Unlike the "normal" Raspberry Pi this device has a fairly focused use case that you have summarised well here. It is designed to be plugged into an HDMI TV and used as a PC, with the great bonus of a cool GPIO connector. You make some choices and you make some sacrifices to meet cost and space targets. This also isn't an iPhone that costs $800.

As for fitting the HDMI on, there isn't loads of space for a full size port. I'm not saying it would be completely impossible but it would be challenging. Have a look at the photo of the board in this post:

https://www.raspberrypi.org/blog/designing-raspberry-pi-400/

The non obvious thing looking at that photo is that the keyboard slopes back so you only have height at the front. Non-micro HDMI are surprisingly deep, without CAD looking up parts and looking up parts I can't tell if just wouldn't fit at all, but you certainly wouldn't be able to get much behind it. Note also that they couldn't work out a way to sensibly route the USB to the other side - it's clearly a busy board.


> This also isn't an iPhone that costs $800

Which coincidentally _also_ needs a dongle to connect to an analog speaker...


> and most people will need a dongle/adapter

Micro HDMI to HDMI cable is included in the kit.

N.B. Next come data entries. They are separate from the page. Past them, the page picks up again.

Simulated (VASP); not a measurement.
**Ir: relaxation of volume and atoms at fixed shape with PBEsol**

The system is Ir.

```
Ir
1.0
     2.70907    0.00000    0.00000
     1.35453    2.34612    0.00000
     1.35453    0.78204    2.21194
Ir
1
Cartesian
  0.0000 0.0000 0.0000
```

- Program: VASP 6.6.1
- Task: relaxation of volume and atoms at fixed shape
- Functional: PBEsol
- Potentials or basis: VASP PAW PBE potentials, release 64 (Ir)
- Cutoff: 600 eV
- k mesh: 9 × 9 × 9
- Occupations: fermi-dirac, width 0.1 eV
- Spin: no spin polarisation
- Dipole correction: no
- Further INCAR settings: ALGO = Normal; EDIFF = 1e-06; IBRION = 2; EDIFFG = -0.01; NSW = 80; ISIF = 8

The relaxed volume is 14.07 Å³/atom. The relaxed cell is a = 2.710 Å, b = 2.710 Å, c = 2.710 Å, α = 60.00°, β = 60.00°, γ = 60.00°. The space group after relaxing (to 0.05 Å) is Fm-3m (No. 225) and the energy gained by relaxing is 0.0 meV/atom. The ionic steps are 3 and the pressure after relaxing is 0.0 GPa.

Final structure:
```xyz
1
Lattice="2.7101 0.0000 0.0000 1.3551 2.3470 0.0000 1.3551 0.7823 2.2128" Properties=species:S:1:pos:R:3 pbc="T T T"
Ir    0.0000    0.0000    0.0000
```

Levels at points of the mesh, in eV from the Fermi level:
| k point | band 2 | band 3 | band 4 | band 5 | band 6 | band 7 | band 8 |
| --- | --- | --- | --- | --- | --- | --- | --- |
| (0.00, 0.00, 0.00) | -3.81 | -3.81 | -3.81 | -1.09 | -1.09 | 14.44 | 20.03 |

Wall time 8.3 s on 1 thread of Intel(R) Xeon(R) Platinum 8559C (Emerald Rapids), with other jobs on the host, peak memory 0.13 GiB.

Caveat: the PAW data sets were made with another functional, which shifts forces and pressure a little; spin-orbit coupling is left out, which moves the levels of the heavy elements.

You would also want a dongle that has a driver already bundled with the OS. Not sure if that's typical or not. Probably unlikely that the dongle itself comes with a suitable ARM/Linux driver.


USB audio devices are standardized (just like flash drives, as USB mass storage, and keyboard/mouse, as HID respectively), so you don't need device-specific drivers for most of them.


Yes, but this isn't a USB audio device. You need to be able to select and control an HDMI audio output for this to work.


What "this" are you referring to? The grandparent post is talking about USB dongles as a workaround, which in my experience work very reliably.


Oh. Either that post was edited or I misunderstood - I thought they were talking about an HDMI dongle with 3.5mm audio jack for audio extracted from the hdmi. But yes, indeed, a USB audio dongle should "just work".


I don't think HDMI audio extractors need a driver, either. The first one I could find claims compatibility with all kinds of source devices. It's probably entirely invisible to the source. I don't how know about HDMI DRM, but that's not a problem for the RPi.


They don't, but they can be finicky. Most can only extract audio if it's specifically sent as stereo, if the source sends audio as encoded 5.1 stream then most don't know how to decode that. So you will need support for being able to chose the output format over hdmi, which is where I imagine the difficulty in the RPi will start.


That makes a lot of sense, I guess it's either that or the adapter would have to somehow modify the EDID display capabilities to get the HDMI source to output PCM audio (or whatever the splitter accepts) only.

I wonder if it doesn't already need to do that for non-audio-capable HDMI sinks. (My first HDMI monitor didn't have speakers or even a headphone jack, and as far as I recall, the source computer could tell this somehow and wouldn't offer to send sound to the monitor.)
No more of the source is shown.